But as history is being made, hostility is being heard, too. Rhetorically, at least, die-hard Bernie Sanders' supporters also are breaking some glass, loudly protesting his treatment by the party and still cold to Clinton even as Sanders appeals for Democrats to unify and defeat Republican Donald Trump, "a bully and a demagogue."

What was expected to be a tightly orchestrated convention, run with all the professionalism and experience that were lacking at Trump's often-chaotic affair in Ohio, instead showed its rough edges in the early going, starting with chants of "Bernie" during the opening invocation and boos at numerous mentions of Clinton's name.

First lady Michelle Obama gave a heartfelt endorsement of the candidate who engaged her husband in a fierce struggle for the nomination in 2008. "I trust Hillary to lead this country," she said in a speech that provided a parent's-eye view of the White House and its power.

Liberal favorite Elizabeth Warren, senator from Massachusetts, and Sanders himself also gave the party something to cheer about Monday night.

While Mrs. Obama has often avoided overt politics, her frustration with Trump's rise was evident. Without naming him, she warned that the White House couldn't be in the hands of someone with "a thin skin or a tendency to lash out" or someone who tells voters the country can be great again. "This right now, is the greatest country on earth," she said.

Sanders took the stage to a sustained roar and shouts of "We love you, Bernie." Some of his supporters were in tears.

While asserting "our revolution continues," the Vermont senator implored his restive followers to get behind Clinton. On issues of poverty, immigration, environmental protection and more, he said, Clinton's election counts. "If you don't believe that this election is important," he said, "take a moment to think about the Supreme Court justices that Donald Trump would nominate."

Democrats made a pronounced effort to showcase their diversity, salting the lineup from the stage with black, Hispanic, gay and disabled speakers in an obvious counterpoint to Trump and the various groups he has upset with his remarks.

The convention opened in a dustup over leaked emails showing the party's pro-Clinton, anti-Sanders slant during the primaries, when it was supposed to be neutral. In the uproar, party chairwoman Debbie Wasserman Schultz of Florida went swiftly into exile, first giving up her position, then the convention's opening-day gavel after being roundly booed by Sanders partisans at a meeting of her home-state delegation.

Sanders delegate Gian Carlo Espinosa, 29, of Key West, Florida, said he would not abandon protests, as Sanders urged. "Why else are we here?" he asked. "The people that we're representing are displeasured with the party. We have to get that across somehow." This, despite Sanders telling his backers in an email and text message: "Our credibility as a movement will be damaged by booing, turning of backs, walking out or other similar displays."

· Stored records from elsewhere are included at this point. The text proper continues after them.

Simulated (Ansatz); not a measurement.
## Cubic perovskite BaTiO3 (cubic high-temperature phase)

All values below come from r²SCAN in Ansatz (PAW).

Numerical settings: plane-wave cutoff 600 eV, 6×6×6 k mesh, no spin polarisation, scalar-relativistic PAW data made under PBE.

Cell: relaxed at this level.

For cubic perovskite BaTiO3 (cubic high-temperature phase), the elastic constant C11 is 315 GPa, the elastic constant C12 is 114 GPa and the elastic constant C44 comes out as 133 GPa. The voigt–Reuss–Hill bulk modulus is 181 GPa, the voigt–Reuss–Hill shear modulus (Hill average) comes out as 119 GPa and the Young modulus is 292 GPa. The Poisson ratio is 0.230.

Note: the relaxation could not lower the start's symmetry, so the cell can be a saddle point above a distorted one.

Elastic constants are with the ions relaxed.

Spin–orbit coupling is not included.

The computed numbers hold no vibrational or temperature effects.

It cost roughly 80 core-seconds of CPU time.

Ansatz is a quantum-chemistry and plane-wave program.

In roasting heat, spirited protests unfolded outside, another echo of the Republican convention in Cleveland. Several hundred Sanders backers marched down Philadelphia streets, with signs saying "Never Hillary." One said, "Just go to jail, Hillary," a takeoff on cries at the Republican convention to "lock her up."

Nevertheless, Clinton was firmly on track to write the next chapter of a story that left off in 2008, when she conceded the Democratic presidential race to Barack Obama in a speech that lamented "we weren't able to shatter that highest, hardest glass ceiling this time," but added proudly, "it's got about 18 million cracks in it," a tally of her primary votes.

The roll call, when each state announces its delegate totals from the primary season, will affirm a nomination Clinton locked up weeks ago. One question of the day was whether Sanders would press for a count by all the states, as his delegates want, or interrupt the process to ask that her nomination be approved by acclamation. That's what Clinton did on Obama's behalf in 2008 to indicate their rivalry was truly over.

Clinton promised an uplifting counterpoint to Trump's dark portrayal of the state of the nation, but the fallout from some 19,000 leaked Democratic National Committee emails threatened to complicate those plans.

Michael Buratowski, an analyst with the cybersecurity firm the Democrats employed, said he found evidence of Russian involvement, such as the use of a Russian-language keyboard and time-offs that coincided with Russian business hours in what he described as an attack too sophisticated to be the work of freelance hackers. The hackers took at least a year's worth of detailed chats, emails and research on Trump, according to a person knowledgeable of the breach who wasn't authorized to speak publicly about the matter.

As the convention began, the DNC released a statement apologizing to Sanders and his supporters "for the inexcusable remarks made over email."

The statement was signed by DNC leaders, though Wasserman Schultz's name was notably absent.